US 12,260,338 B2
	Transformer-based neural network including a mask attention network
Jian Jiao, Bellevue, WA (US); Yeyun Gong, Beijing (CN); Nan Duan, Beijing (CN); Ruofei Zhang, Mountain View, CA (US); and Ming Zhou, Beijing (CN)
Assigned to Microsoft Technology Licensing, LLC, Redmond, WA (US)
Filed by Microsoft Technology Licensing, LLC, Redmond, WA (US)
Filed on Aug. 27, 2020, as Appl. No. 17/005,067.
Prior Publication US 2022/0067533 A1, Mar. 3, 2022
Int. Cl. G06N 3/088 (2023.01); G06N 3/045 (2023.01); G06N 3/063 (2023.01)

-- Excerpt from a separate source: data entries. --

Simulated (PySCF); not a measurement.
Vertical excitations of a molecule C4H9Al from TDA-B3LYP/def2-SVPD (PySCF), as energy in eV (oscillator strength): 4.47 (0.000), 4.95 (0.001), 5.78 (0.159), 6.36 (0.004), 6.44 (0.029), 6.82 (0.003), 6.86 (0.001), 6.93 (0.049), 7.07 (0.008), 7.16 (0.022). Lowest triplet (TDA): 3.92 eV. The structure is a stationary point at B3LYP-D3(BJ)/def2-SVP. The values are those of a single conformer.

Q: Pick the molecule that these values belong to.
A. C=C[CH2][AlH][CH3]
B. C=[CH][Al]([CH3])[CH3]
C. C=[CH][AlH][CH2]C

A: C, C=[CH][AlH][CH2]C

CPC G06N 3/088 (2013.01) [G06N 3/045 (2023.01); G06N 3/063 (2013.01)]

20 Claims

1. A computer-readable storage medium for storing computer-readable instructions, the computer-readable instructions, when executed by one or more hardware processors, performing a method by a particular transformer at a particular level in a stack of transformers of a transformer-based neural network, the method comprising:

receiving a sequence of data items provided by an application;

in a first neural network in a pipeline of neural networks of the particular transformer, processing the sequence of data items using a mask attention network to produce a first output result,

the mask attention network performing operations of:

generating an original attention data structure that expresses influence between pairs of data items in the sequence of data items;

dynamically generating a mask data structure that is a mask that contains mask values, a particular mask value of the mask values being produced by determining a separation between a particular pair of data items in the sequence of data items at the particular level, selecting and retrieving a distance-related machine-trained value based on the separation between the particular pair of data items that has been determined, and determining the particular mask value based, in part, on the machine-trained value,

the machine-trained value that is selected and retrieved being independent of meanings of the particular pair of data items,

the distance-related machine-trained value being selected and retrieved from a stored set of distance-related machine-trained values associated with different respective separations between pairs of data items and for different levels,

a training system having previously produced the stored set of distance-related machine-trained values for the different respective separations by iteratively operating on a set of training examples to achieve a training objective;

producing a modified attention data structure by modifying the original attention data structure by the mask values provided by the mask data structure;

processing the first output result using another attention network that does not use a mask data structure and the stored set of distance-related machine-trained values associated with different separations, to provide a second output result, said another attention network being a second neural network that follows the first neural network in the pipeline; and

processing the second output result by a feed-forward neural network to produce a third output result, the feed-forward neural network being a third neural network that follows the second neural network in the pipeline,

the mask attention network, said another attention network, and the feed-forward neural network also being implemented by the computer-readable instructions provided by the computer-readable storage medium,

the method having a resource-efficiency that depends on a number of machine-trained values that are used to generate the mask data structure.